Ansible AWS rolling AMI update with zero downtime

If you have website hosted on AWS with an Auto Scaling enabled, doing AMI rolling updates manually is a pain. But ansible makes it so much easy for you. Let's understand how you can save time and efforts for AMI rolling updates with zero downtime.

What is a rolling AMI update :

When you have Auto Scaling enabled, AWS will scale up and down your setup by increasing or decreasing number of instances automatically based on server load and your auto scaling policies. AWS uses an instance template called Launch Configuration using which it understands what AMI to use when spinning up new instances automatically to scale up.

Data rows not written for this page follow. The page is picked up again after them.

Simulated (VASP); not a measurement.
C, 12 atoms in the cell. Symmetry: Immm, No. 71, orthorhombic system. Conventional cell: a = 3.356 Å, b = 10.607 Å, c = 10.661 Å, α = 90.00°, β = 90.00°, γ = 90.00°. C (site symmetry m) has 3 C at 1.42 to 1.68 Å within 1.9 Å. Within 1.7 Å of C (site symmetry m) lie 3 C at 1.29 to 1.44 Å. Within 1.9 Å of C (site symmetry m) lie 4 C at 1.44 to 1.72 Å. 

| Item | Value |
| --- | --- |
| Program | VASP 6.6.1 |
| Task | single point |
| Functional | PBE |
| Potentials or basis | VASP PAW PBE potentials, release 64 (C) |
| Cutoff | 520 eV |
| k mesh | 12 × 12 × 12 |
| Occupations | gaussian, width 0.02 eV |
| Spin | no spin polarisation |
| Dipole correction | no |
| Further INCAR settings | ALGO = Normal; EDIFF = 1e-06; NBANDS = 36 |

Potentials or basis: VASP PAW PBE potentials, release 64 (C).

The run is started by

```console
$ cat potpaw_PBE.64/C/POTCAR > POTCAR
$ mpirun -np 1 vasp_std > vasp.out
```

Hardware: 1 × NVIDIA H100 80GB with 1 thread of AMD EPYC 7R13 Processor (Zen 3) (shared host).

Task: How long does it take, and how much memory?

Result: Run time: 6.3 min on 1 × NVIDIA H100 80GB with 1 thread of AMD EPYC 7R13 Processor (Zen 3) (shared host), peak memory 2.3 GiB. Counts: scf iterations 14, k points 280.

Now, lets assume that you have 4 instances currently in-service associated with your auto scaing with their AMI version as V1. Now you need to release a new AMI version V2. What you will ideally do is :

Create a new launch configuration which points to new AMI version V2. To do it manually you will basicaly copy your existing launch configuration and update AMI id.
Edit your Auto Scaling group and associate it with newly created launch configuration.
By just doing above steps will not update the existing in-service instances. You will terminate the existing in-service instances one by one. Once an instance inside auto-scaling in-service listeners is terminated, auto scaling group will launch a new one to keep minimum number of instances in-service as per the auto scaling policy.
This new instance will now be from AMI version V2

This is a rolling update, which most of the times is done manually. It takes approx 10-15 minutes to do it manually. Let's understand how you can do it under 2-3 minutes with ansible with 2-3 minutes rollback with just one configuration change.

Prerequisites :

You will need following before you start working on ansible playbook and it's tasks :

You will need ansible 2.8.x and boto3 installed on the system. Preferred way to install these is using pip installer.
You will need an AWS CLI user with access key and secret access key. I always prefer doing this in a non-production region first so that if you mess up anything, there is minimum worry. Let's say your production AWS region is us-west-1 then you woul setup a clone in us-west-2 and then test ansible playbook in there. You can use below IAM policy for the CLI user

{
    "Version": "2012-10-17",
    "Statement": [
        {
            "Effect": "Allow",
            "Action": [
                "ec2:*",
                "rds:*",
                "lambda:*",
                "autoscaling:*",
                "iam:PassRole",
                "elasticloadbalancing:*"
            ],
            "Resource": "*",
            "Condition": {
                "StringEquals": {
                    "aws:RequestedRegion": "us-west-2"
                }
            }
        }
    ]
}

Setup :

We will have following structure :

ReleaseAMIUpdates/
├── config.yml
├── env.yml
├── playbook.yml
└── startup.sh

config.yml :

This file will have the configuration variables which rarely change.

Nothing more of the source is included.